Giving Compass' Take:

· Writing for The 74, Robin Lake talks about her experience visiting Workspace Education and what it taught her about individualized education pathways and designing a system of learning.

· How can educators support individualized learning? What benefits come from individualized learning methods? 

· Learning management systems can help teachers with their biggest challenges.


When I arrived at Workspace Education in Bethel, Connecticut, founder and executive director Cath Fraise said she needed to go get her class started. She was back in five minutes and then spent the next hour with me. The students, she said, didn’t need much from her. They knew what they were supposed to be working on and had access to the resources they needed.

As we toured the beautifully renovated barn, I saw a number of spaces that looked a lot like Google’s offices, but nothing that looked like a traditional classroom. In addition to the increasingly predictable “makerspace,” they have a lunchroom/library, a performance theater and DJ room, a sewing and craft room, a science lab, a virtual reality room, a working wood shop, small tutoring spaces, workspaces for parents and teachers, a beanbag-filled viewing room for watching video-based instruction and movies, and many other multi-use spaces. Kids were coming and going throughout the day. I saw a band practicing, two students working together with two adults in the lab doing a science experiment, kids working independently online, a martial arts class, and a group of four students and an adult working on a humanities project.

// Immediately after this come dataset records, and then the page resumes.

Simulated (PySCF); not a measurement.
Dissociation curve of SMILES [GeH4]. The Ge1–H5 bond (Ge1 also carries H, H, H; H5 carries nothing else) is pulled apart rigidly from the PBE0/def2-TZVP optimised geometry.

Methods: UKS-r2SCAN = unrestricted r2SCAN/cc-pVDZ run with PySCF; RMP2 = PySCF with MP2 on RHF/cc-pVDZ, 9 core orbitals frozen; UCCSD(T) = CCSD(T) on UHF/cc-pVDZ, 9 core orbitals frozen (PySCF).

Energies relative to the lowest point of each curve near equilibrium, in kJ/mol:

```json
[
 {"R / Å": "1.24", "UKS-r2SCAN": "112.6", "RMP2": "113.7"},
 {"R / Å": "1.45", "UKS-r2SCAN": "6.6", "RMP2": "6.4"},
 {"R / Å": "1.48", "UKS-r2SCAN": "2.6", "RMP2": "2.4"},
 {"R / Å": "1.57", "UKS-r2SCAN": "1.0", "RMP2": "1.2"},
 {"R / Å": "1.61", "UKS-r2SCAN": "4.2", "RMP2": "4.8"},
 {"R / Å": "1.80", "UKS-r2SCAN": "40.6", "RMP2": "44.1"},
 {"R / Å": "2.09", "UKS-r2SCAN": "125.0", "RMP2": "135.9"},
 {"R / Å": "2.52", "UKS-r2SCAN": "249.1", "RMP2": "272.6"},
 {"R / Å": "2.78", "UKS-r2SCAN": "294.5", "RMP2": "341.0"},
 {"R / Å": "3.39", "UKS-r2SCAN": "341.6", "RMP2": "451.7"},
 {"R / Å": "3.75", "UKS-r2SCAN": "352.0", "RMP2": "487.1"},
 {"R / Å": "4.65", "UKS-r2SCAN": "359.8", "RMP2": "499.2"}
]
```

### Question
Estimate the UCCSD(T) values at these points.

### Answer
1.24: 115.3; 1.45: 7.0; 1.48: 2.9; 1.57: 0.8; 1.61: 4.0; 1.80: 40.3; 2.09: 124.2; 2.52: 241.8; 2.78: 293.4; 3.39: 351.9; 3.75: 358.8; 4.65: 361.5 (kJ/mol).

I was here because a friend had recommended I go see what he called the “WeWork of education” — a space for students to learn, but not a school. Workspace opened a little more than a year ago, at first serving a small number of homeschool families but now serving more than 70 students (spanning K-12 age ranges), at least half of whom came from public schools. Families purchase a membership at Workspace (just under $5,000 per student per year and $1,000 for each additional child). The membership buys them access to the learning spaces, community events like dances and musicals (social opportunities homeschool families can’t otherwise get), and access to a trove of curricula, assessments, a Dream Director who helps students plan and develop their ideas and helps them manage social and emotional dynamics, a curriculum specialist who helps families sort through the array of options available and manage and prepare their college transcripts, and a technology wizard.